The Tom Heinsohn Interview
By:
Michael D. McClellan
|
Friday, August 3rd,
2006
Nineteen years removed from your incredible double-overtime performance
against the St. Louis Hawks, your Boston Celtics took the court in Game 5 of
the 1976 NBA Finals. In your mind, what stands out most about that
triple-overtime thriller?
Fainting
in the locker room after it was all over [laughs]. I’d gotten dehydrated
during that thing, so they’d brought me into the trainer’s room and I
fainted. Somebody asked me a question and I just keeled right over. I
ended up with a touch of high blood pressure, and they weren’t going to let
me go out to Phoenix and let me coach the next game. It wasn’t until the
next day that they changed their minds. They looked me over, and allowed me
go out and coach.
That game was such a draining experience. It was a terrific game. We got up big, and then Paul Westphal starting making these whirling-dervish moves. He was the only guy in the league that I’d ever seen go into the paint for a layup, and do a three-sixty at full speed, in the air, and make the shot. And he made about four of those in the second half of that game. And then, of course, Gar Heard hit that big shot. The next game, the sixth game, was in Phoenix. And whoever was able to bend over, tie their sneakers and walk out onto the floor was going to win that game [laughs]. That’s how debilitating that triple-overtime game was back in Boston.
If
your athletic career were a play, it would contain three acts: Your
sensational collegiate career at Holy Cross, your hall-of-fame career as a
player for the Celtics, and your equally impressive job as head coach. If
you had to choose a signature Heinsohn moment from each of these acts, what
would they be?
At
Holy Cross, it was winning the NIT and being named MVP of the Sugar Bowl.

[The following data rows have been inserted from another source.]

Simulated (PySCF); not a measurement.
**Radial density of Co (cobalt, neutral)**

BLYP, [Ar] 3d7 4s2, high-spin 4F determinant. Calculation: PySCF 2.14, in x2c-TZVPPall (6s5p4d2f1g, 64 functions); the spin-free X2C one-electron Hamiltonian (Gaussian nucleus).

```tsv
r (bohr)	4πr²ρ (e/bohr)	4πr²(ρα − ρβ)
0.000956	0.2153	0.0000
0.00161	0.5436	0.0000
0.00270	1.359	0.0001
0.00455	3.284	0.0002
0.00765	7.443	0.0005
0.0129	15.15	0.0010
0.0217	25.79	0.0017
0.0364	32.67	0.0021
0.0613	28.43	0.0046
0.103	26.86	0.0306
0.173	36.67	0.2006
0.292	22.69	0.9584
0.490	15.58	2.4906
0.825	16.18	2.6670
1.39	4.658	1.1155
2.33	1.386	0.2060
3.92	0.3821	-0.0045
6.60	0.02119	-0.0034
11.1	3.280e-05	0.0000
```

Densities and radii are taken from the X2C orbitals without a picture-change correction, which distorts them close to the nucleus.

As a player, it would be the seventh game of that first championship in
1957. As a coach, it would be wining my first championship against the
Bucks in ’74.
Final
Question: You’ve achieved great success in your life. You are universally
respected and admired by many people, both inside and outside of the NBA.
If you could offer one piece of advice on life to others, what would that
be?
I
told my kids this – you don’t do things because people will like you.
Because I’ve found out playing basketball that forty percent of the people
with hate you no matter what. Forty percent of the people will love you no
matter what. And twenty percent of the people will actually be influenced
by what you truly do. So you’ve got to find something that you like to do,
that you have fun doing, and then do it.